The great -- not only eminent -- speech before the U.S. Congress by Lech Wałęsa began with the words "We the people" -- in other words, "we, the nation". These are the first words of the Declaration of Independence of the United States of America. In that moment, he touched upon one of the deepest common denominators of the sociopolitical cultures of the United States and Poland. It is the conviction of the sovereignty of power of the nation in relation to the authorities and rulers of the state. This sovereignty was achieved gradually in the first phase of the history of the First Republic of Poland (from the middle of the XVth to the middle of the XVIIth century).

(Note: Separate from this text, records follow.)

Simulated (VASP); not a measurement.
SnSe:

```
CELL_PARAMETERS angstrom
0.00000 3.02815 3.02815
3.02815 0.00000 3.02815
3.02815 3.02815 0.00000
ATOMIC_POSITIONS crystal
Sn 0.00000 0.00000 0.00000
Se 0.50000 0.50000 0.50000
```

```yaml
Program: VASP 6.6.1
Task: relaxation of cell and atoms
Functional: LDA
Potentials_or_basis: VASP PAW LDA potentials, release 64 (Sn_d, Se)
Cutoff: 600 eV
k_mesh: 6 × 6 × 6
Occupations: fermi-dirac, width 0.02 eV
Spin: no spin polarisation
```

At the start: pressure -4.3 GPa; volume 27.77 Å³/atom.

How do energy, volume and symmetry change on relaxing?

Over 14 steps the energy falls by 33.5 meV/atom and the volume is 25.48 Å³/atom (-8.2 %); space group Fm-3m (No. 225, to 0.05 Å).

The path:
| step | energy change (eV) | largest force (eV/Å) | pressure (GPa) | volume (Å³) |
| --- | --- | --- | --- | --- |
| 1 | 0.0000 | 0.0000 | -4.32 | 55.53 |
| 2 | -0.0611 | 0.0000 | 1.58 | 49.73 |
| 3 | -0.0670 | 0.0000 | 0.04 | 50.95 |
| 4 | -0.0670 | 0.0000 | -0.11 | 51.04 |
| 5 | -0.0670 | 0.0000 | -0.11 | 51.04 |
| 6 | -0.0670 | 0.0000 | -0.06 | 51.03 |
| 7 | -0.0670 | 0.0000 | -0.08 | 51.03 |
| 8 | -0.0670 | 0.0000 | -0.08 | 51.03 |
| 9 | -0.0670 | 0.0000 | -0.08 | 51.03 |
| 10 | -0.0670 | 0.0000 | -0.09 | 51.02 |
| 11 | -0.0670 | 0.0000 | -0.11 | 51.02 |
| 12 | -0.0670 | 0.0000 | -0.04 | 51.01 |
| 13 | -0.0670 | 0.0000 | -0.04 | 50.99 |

Representatives of the philosophy of law from the end of the XVIth and beginning of the XVIIth century considered Poland to be one of the European republics. That was quite accurate, irrespective of the fact that it was also a monarchy. The nature of its political system was determined among others by: free elections (election of the king by the whole nobility), factual sovereignty of the noblemen’s republic, and its political structure around the sovereignty of the nation understood as nobility and assuming authority to be derived from this sovereignty. As a result Poland was placed among such nations as Venice, England, and the Netherlands.

In the development of the Polish parliamentary system the key elements were: the constitution Neminem captivabimus, the constitution Nihil novi, and King Henry’s articles and in relation to them Pacta conventa. The constitution Neminem captivabimus (two acts: of 1430 and of 1433) protected landed noblemen against arrest without a court sentence (the English Habeat corpus stemed from 1679). The constitution Nihil novi (1505) constituted the legislature of the two-chamber Seym (parliament) consisting of the senate and the deputy chamber, as well as of the King. King Henry’s articles from 1573 obliged the king to convoke the Seym every two years. At the same time, Pacta conventa, since 1773 on the occasion of every royal election, guaranteed the nation composed of szlachta (nobility) concrete promises made by the future king.

Jean Jacques Rousseau spoke with enthusiasm about these traits of the Polish political system. He was aware that they had realized in a way his idea of social contract even before the idea was formulated. It was -- factually and formally -- a social contract binding the state authority under sanction of its cancellation. King Henry’s articles contained a very important act named De non praestanda oboedientia, allowing the possibility of renouncing obedience to authorities in case it essentially violated binding laws. This act was related, on the one hand, to systemic state rules used in the Middle Ages (for instance the Hungarian "Golden Bull" from the XIIIth century). On the other hand, it is possible to find in this political doctrine an echo of the Thomistic thought, that tyrannic authority ceases to bind the conscience. From the same source stemmed the Old Polish custom entitling nobility to convoke mutinies (rokosh), that is camp or horsemen’s seyms, known earlier in Hungary, as well as to establish confederations.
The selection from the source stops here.